Saturday, October 17th, 2009

The New York Times reports that a price war is developing in the merchandising of books that threatens to destroy the industry.  New York Times writer, Motoko Rich, says that a price war between Wal-Mart and Amazon accelerated on Friday with many bestsellers offered online at $8.99. 

Writes Motoko Rich, “Publishers, booksellers, agents and authors, meanwhile, fretted that the battle was taking prices for certain hardcover titles so low that it could fundamentally damage the industry and ability of future authors to write or publish new works.”   If you like Chainsaw Al, you’ve got to love Wal-Mart.  Once Wal-Mart  gets a stranglehold on an industry the resulting landscape will be as barren as Georgia after Sherman’s march to to the sea during the Civil War. 

A similar, but not so dramatic, battle is taking place in the stationery industry.  Yep!  Wal-Mart has got its paw into this industry too, selling greeting cards for $0.46.  American Greetings and many other greeting card companies are suffering by these predatory practices of Wal-Mart.  As Wal-Mart pushes for the last cent from its suppliers to provide the “cheapest” product on the market, hundreds if not thousands of artisans, craftspeople, workers and families are displaced and marginalized by their practices.  

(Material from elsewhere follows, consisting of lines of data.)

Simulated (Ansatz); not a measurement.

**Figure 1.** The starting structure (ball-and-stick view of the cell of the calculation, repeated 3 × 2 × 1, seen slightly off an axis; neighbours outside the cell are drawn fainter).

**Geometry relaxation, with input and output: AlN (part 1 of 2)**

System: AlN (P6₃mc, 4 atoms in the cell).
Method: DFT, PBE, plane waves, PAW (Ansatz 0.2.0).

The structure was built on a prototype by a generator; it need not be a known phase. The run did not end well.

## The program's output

While the current bestseller from Amazon, Wal-Mart and the town bookstore are identical, one might ask “why should I pay more?”   I guess it is for the same reason why discerning consumers pay more for “green” energy:  they are concerned by the implications of their purchasing decisions.    I think it would be a stretch of credulity to assume that Wal-Mart really cares about the future generations of authors, craftspeople and artisans that no longer can support themselves in an industry dessimated by Wal-Mart.   I guess these would-be artisans will be obliged to lay down their paint brushes, sell their Heidelberg presses and donate their book-binding tools to museums and become sales clerks at Wal-Mart.

As a stationer, I see many inferior designs and poor paper quality touted   as “fine stationery” by online marketing companies and their  paid internet marketing mercenaries who shamelessly promote their brand  in social media channels.   Stationers and Fine Paper companies simply must do a far better job in “educating” the consumer that there is more to fine stationery than a disingenous advertising ploy.